How can we distinguish between good and poor scientific answers?


The awareness of science differs between a scientist and the general public. A scientist tries to understand everything down to the smallest detail and the general public likes to know little detail about everything. How can everyone be satisfied in a good way?

We regard, often unknowingly, science somehow as a holy oracle which can provide straight forward simple answers to any given question at once. In contrast, a scientist likes to understand how the oracle came to an answer, but is not much interested in the answer itself.

This different awareness of science is difficult to resolve. How can we decide whether a scientific answer is reliable and not an oracle whisper out of nowhere or based on only limited knowledge?

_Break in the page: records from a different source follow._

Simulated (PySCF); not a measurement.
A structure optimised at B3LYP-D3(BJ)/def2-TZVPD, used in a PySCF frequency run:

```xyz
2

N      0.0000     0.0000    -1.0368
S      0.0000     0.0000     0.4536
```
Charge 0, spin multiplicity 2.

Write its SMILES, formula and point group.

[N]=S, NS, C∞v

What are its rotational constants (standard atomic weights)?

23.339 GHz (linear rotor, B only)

In my experience four mechanisms can be an indication of poor science answers:

  1. On the edge of extinction

    If a research result is apocalyptic and forces to act quickly you should be suspicious. This type of science answers is like a door-to-door salesman, who tries to sell you something less worth than he makes it appear. Think about how long it takes to get reliable scientific results. It takes month to years and even decades to find good answer and therefore there can be/is no rush to act quickly. This will only force you to stop thinking and to act in the authors’ fashion.

    Apocalyptic science results are usually guided by faith or fear and the conclusion is often drawn before the facts are known. Fear and faith are not good advisers to give the right answer, not even outside of science.

  2. Repetition

    If you read and hear the same scientific answers and arguments many times then most likely, in the good case, the authors try to make themselves important and, in the bad case, they try to make something suspicious to look correct and proven. Either way, nothing becomes true only because someone repeats a statement many enough times.

  3. Political involvement

Usually, if politicians are involved in scientific answers, public opinion is more important than facts. The purpose of a politician is to channel public needs and wishes into state rules and laws, but they don’t have the knowledge to provide scientific answers. Politicians only support scientific answers which suits their own ambitions.

  1. Lobby-work

    Everyone has an agenda, but this does not necessarily lead to poor scientific answers. Nevertheless, if a research group reaches a certain degree of power an agenda becomes lobby-work with their own dynamic. Unfortunately, scientific lobby-groups try to keep alive or in power even when new research results point in a different direction. They become obsessed and ignore all results which challenge their built paradigm by all costs necessary.

As Ibn Al-Haytham an ancient scholar wrote 1000 years ago: “We must be seekers of truth and not rely on any consensus.”

“Research should always refuse authorities as such. Skepticism is the highest of researchers duty; blind faith is the one unpardonable sin”, as T.H. Huxley felicitous pointed out.